Phoebe C. Ellsworth, Frank Murphy Distinguished Professor of Law and Psychology, and Faculty Associate, ISR Research Center for Group Dynamics.

Former students, colleagues, and family gathered to celebrate Professor Ellsworth’s career on November 30th, 2018 at a Symposium entitled, “Emotion, Policy, and Social Life”.

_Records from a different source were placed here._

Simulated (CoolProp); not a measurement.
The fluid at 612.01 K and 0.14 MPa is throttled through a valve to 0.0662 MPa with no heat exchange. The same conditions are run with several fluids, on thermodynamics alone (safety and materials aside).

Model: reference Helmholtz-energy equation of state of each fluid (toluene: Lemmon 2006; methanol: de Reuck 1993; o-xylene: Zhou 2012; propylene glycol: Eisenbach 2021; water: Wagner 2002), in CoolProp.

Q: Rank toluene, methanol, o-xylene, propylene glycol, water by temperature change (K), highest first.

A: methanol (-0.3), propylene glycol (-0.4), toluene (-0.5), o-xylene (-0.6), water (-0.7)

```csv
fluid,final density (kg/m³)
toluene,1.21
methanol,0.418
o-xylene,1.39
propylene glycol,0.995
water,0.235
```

Dr. Ellsworth joined the faculty of the University of Michigan in 1987 as full professor after teaching at Yale University and Stanford University.  Dr. Ellsworth is widely regarded as an excellent teacher and mentor, as well as a leader at the University of Michigan and within her field. Dr. Ellsworth’s ground-breaking scholarship has made central contributions in two distinct research areas within psychology: the theory of emotions and the field of psychology and law.  As a leading theorist in emotion, Dr. Ellsworth research focuses on how cognitive appraisals influence emotion. Dr. Ellsworth’s fundamental contributions to psychology and law include her landmark research tracing how death penalty attitudes influence the quality of jury deliberation and the jury’s verdict. She is the author of over 130 articles, books, and commentaries that have received over 25,000 citations.  Her book Emotion in the Human Face (with P. Ekman and W. V. Friesen), has been cited alone over 4500 times. Her awards include fellowship in the American Academy of Arts and Sciences, the James McKeen Cattell Fellowship for applied research from the Association for Psychological Science (2016), the Phi Beta Distinguished Lectureship (2002-2004), the Career Contribution Award from the Society for Personality and Social Psychology (2014), and the Distinguished Scientist Award from the Society of Experimental Social Psychology (2017). Her mentoring has been honored by the Nalini Ambady Award for Mentoring Excellence from the Society for Personality and Social Psychology (2014), the American Psychological Association Raymond D. Fowler Award for Outstanding Contribution to the Professional Development of Graduate Students (2011), and the Association for Psychological Science Mentor Award (2017).  She is a graduate of both Harvard University and Stanford University.